While I still run Photoshop CS5 on a first generation Mac Pro with just two dual-core processors, I have not yet run across too much evidence of Photoshop heavily using multiple cores. When running an action on a batch of separate files, for instance, what I see in Activity Monitor suggests that the files are processed strictly sequentially, not concurrently on as many cores as are available. Is this correct? If so, then why is such a basic opportunity for an instant and massive speedup wasted? Pixel Bender shows a promising framework for flexibly using hardware resources including the GPU to boost performance. By contrast, Photoshop itself seems to rely much less on such techniques. I assume load balancing, memory management and I/O bottlenecks are far from trivial to solve, but wouldn't this be much more significant and useful than cramming applications with ever more (sometimes questionable) features/gimmicks and thus promoting Wirth's Law? It says “Software is getting slower more rapidly than hardware becomes faster.”, see http://en.wikipedia.org/wiki/Wirth%27s_law.

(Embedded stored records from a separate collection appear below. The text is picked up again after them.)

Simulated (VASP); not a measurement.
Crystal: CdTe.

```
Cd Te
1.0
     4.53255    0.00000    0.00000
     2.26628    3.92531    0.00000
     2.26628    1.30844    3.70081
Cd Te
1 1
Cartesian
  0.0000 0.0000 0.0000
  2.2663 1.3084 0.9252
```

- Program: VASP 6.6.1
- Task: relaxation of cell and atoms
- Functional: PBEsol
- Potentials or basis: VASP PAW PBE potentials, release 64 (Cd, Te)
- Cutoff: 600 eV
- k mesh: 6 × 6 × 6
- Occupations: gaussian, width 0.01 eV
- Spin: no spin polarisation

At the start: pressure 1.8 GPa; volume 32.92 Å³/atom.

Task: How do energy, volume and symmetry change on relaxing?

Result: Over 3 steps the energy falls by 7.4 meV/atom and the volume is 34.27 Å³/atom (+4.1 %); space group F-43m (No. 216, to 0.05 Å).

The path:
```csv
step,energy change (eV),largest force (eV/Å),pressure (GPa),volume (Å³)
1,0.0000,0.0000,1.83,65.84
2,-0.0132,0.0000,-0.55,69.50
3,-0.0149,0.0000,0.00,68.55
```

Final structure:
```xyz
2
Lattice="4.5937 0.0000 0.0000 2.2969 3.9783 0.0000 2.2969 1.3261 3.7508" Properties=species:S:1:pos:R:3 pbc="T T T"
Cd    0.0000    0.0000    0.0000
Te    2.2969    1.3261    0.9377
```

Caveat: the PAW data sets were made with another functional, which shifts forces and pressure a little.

Along with the paradigm change from sequential to concurrent, there is probably a need for companies that presently act rather independently to focus on much more intertwined systems that require a globally orchestrated approach in order to make any quantum leaps possible. Unfortunately, this is often diametrically opposed to predominant tactics in today's economy where market shares and monopolies seem to count more that the actual quality of and progress in the products that are developed and marketed. This is not to say anything against Adobe or other firms but for making efforts to go a step or two further and apply more long-term thinking. It is the vision and strategy that counts most in the long run.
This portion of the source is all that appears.